That’s really what New York City’s mayor, Bill de Blasio, said. He called for a “ban” on glass-and-steel skyscrapers. But that is not what he actually meant. That idea would never fly in Manhattan. The mayor’s handlers are already walking his words back for him, as if he were Donald Trump, who at least knows a thing or two about glass-and-steel skyscrapers.
Still, for one bright and shiny moment, the idea of a ban on glass-and-steel skyscrapers in New York shimmered in the mind like a desert oasis with the Magic Kingdom’s turrets poking above the hazy mirage. Why not just take the mayor at his word? There are good reasons to do so.
I well recall the New York Times’s 2012 story “City’s Law Tracking Energy Use Yields Some Surprises.” The Seagram Building, “Mies van der Rohe’s bronze-toned 1958 masterpiece,” it said, was among the worst, scoring 3 out of 100, Lever House scored a 20, while the Empire State and the Chrysler, “two venerated show horses from the 1930s,” got high scores of 80 and 84.
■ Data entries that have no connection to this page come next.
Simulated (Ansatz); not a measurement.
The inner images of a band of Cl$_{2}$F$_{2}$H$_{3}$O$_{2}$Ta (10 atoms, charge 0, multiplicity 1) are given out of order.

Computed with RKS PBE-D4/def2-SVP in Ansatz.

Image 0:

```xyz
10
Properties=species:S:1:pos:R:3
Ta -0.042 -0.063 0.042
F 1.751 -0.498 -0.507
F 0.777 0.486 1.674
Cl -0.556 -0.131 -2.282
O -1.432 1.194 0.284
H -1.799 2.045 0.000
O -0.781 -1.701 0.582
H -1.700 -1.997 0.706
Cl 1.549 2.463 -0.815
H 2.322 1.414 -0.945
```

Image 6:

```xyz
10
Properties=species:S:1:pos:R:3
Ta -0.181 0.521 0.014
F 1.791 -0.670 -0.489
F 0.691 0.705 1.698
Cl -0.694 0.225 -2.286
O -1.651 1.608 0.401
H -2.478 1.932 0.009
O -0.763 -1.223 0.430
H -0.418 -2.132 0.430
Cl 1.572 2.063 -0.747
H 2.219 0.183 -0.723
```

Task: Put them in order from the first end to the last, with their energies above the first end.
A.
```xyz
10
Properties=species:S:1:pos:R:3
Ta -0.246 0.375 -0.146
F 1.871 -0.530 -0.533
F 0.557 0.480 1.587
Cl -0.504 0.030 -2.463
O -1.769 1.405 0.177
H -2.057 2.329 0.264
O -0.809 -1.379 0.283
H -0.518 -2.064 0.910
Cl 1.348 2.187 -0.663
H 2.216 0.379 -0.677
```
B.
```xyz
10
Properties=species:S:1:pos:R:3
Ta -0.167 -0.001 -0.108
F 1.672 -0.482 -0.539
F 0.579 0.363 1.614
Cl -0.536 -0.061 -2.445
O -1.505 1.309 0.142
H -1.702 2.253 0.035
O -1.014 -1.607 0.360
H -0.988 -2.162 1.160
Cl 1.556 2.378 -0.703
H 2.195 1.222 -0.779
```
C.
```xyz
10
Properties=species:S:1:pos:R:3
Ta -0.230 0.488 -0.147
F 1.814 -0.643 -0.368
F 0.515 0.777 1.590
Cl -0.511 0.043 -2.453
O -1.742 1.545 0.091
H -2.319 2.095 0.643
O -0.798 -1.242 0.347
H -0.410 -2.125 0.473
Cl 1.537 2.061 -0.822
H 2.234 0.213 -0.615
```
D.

The website Clean Technica asks, “Did Bill de Blasio Just Ban Glass and Steel Buildings in New York City? Not Really.” It quotes Mitch Simpler, head of the American Council of Engineering Companies, as saying, “Our real challenge is to go back in time and take these 75, 100-year-old charming and architecturally unique buildings and make them perform like a Ferrari.” That may not be the most appropriate simile, but neither is it fair to launch an attack on the truly green buildings of Manhattan. No way. Might as well remove the nautical fenestration of the New York Yacht Club, my favorite building in New York. Its creativity leaves every modernist building in the dust. But New York’s building apparatchiks don’t really like the city’s greatest buildings. They like fake architecture, you might even say Trump architecture. Today it’s the narrative that counts.
So the skins of traditional buildings such as the Chrysler and Empire State need to be redone, while the worst glass-and-steel offenders will be tut-tutted and urged to get LEEDer. The Times story said city legislators discovered that “New York’s largest buildings — just 2 percent of the roughly one million buildings in the city — account for 45 percent of the energy expended by the entire building stock.” Obviously too big to fail, however. De Blasio pointed to the recent Hudson Yards project to exemplify his complaint.
Instead of taking the mayor’s strategy on climate change seriously, however, his handlers are
quietly walking back the mayor’s statements and suggesting the word “ban” might have been a bit of hyperbole. “There was a little bit of qualification,” one industry official tells the New York Times. “Perhaps the mayor was overenthusiastic.” The source spoke anonymously so as not to damage his relationship with city hall.
Dig that last line, with its warning against anyone so foolhardy as to speak truth to narrative. The mayor will get to signal his virtue on climate change without having to worry about whether developers and property owners continue to stoke his political ambitions.
But the public heard him enunciate his mayoral determination loud and clear. He said: “We’re going to introduce legislation to ban the glass-and-steel skyscrapers that have contributed so much to global warming.”
So, yes, let’s take him at his word. Ban glass-and-steel skyscrapers. He did not say ban the construction of new glass-and-steel skyscrapers. He just said ban them. So, yes, let’s ban them all, take them down, never build them again, no-how. Buildings built before the Thermostat Age are naturally sustainable. Glass-and-steel skyscrapers are not. They must be removed if Mayor de Blasio’s crusade against climate change is to be taken seriously. Removed and replaced. Let the model of the future for the Big Apple be those buildings that New Yorkers love and tourists actually go to see. And let the word go out that developers who get with the program will get lots of work, and that the mayor’s (campaign) pockets will not be neglected.
“Make New York Beautiful Again” could be the slogan. Let’s all hop on the “no glass-and-steel” bandwagon. Job One should be to rebuild the Penn Station that was demolished in the 1960s, one of the worst crimes against culture in the annals of American history. Today, a skyscraper is part of the sinister result. Two Penn Plaza can serve admirably as the target on the back of Madison Square Garden. Thank you, Mayor de Blasio. Just do it!
[Information used above from Clean Technica originally appeared in a New York Times article, “De Blasio’s ‘Ban’ on Glass and Steel Skyscrapers Isn’t a Ban at All,” by Jeffrey C. Mays, published on April 25, a day before the CT article.]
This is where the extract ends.